Thursday, February 28, 2008

Auction-Rate Securities Troubles & Liquidity

Last week I wrote this post based upon the Wall Street Journal article describing how two Lehman customers lost considerable value in their holdings which had been invested in auction-rate securities.


An anonymous reader commented,


"This market is experiencing a temporary liquidity crisis. The Maher's haven't lost a dime in these instruments and won't as long as they wait for the market to resolve itself. Even if it doesn't there are 3 ways for a resolution. A secondary market will be created, the debt will be called at par, or refinancing the debt. All of these solutions would enable the Maher's at getting their investments back without incurring a loss."


To which I replied,


"Technically, of course, you are correct in writing that the Maher's won't (lose a dime) as long as they wait for the market to resolve itself.

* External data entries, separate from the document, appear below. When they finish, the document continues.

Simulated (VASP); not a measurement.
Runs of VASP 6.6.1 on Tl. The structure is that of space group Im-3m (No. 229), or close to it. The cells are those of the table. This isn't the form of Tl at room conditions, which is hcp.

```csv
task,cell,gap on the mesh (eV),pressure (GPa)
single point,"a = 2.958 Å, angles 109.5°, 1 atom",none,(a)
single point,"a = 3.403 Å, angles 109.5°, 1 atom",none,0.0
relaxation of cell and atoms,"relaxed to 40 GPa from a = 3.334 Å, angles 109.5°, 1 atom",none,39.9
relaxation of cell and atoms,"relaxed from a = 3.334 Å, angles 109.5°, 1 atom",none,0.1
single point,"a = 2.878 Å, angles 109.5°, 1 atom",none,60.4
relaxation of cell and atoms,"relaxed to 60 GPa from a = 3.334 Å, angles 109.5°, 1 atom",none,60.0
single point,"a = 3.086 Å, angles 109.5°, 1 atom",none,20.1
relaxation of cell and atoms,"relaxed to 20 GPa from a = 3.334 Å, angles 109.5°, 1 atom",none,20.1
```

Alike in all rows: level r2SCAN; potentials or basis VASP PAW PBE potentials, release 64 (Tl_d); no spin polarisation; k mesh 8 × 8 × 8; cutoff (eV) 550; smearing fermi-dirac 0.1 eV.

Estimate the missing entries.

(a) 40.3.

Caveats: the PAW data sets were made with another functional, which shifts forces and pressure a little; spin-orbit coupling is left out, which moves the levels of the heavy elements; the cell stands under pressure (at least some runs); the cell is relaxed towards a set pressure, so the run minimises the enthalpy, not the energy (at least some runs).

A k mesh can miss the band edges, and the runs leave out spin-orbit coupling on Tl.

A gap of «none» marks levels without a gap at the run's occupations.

Just like, say, owning RCA or other equities in 1929?


Given sufficient time, the market could, and probably will, come back to where these securities are at least at par value.


Will a secondary market be created? Why? In whose interest is it to create and trade such an illiquid market? More likely, some hedge fund or private equity trading desk will scoop up the depressed-value bonds.


Can the debt be called at par? If so, why do you suppose this wasn't mentioned in the article? Or this morning on CNBC, when the various co-anchors and guests chortled at how the buyers were at the mercy of the issuers?


Refinancing? Yes, that was mentioned, which is a sort of call.


But the overall point still stands. Buyers evidently don't realize that exotic fixed income securities like this, without committed, guaranteed specialists who make markets, for a fee, always carry a risk that the market for them will simply cease to exist for periods of time.


And in those periods, investors will want some valuation.To that point, there's an interesting piece in today's Journal describing the various viewpoints about 'market value' pricing.


Still, the temporary liquidity crisis is a non-trivial risk, don't you think?"


Last Thursday's Wall Street Journal continued the theme, citing other brokerage customers who are being allowed to use their 'frozen' auction-rate assets as collateral for loans from their brokers.


Liquidity, indeed, is the point here.


According to the later Journal article, quite a few customers at various brokerage firms have been sold ARSs as 'cash equivalents.'


Surprise!


The anonymous commentator on my earlier post continued to bemoan the public's misunderstanding of, and lack of patience with ARSs, finally noting that now, with the spike in weekly reset rates, the instruments are no longer attractive to issuers.


To which I would respond, here, that (obviously) securities markets exist for those instruments which satisfy the needs of both borrowers and lenders, or sellers and buyers. When the normal behavior of a security is in a range outside which the expected behavior of the security by those who designed it, somebody typically loses interest (no pun intended)- either issuer or holder.


For ARSs, the lack of demand at recent auctions have caused what were thought to be occasional emergency measures to become ordinary. The truth is, in an environment that suddenly views most non-vanilla fixed income instruments as suspect and unacceptably risky, the market for these exotics has simply vanished.


Customers are being allowed to use the now-illiquid notes as collateral for loans, while issuers are hustling to call the notes in favor of issuing plain long term bonds.


As a final note, a contact of mine related being in a meeting of a brokerage firm's registered reps, in which it became apparent that many of them had no idea how the ARSs actually work. This is so typical of Wall Street retail brokerage. Brokers sell instruments they don't understand to customers who trust them and, thus, have no understanding of how the assets actually function in various market conditions, or what risks they bear.


When exotic fixed income instruments for which markets can simply vanish are sold as near-cash equivalents, nobody is well-served, and there's going to be pain all around.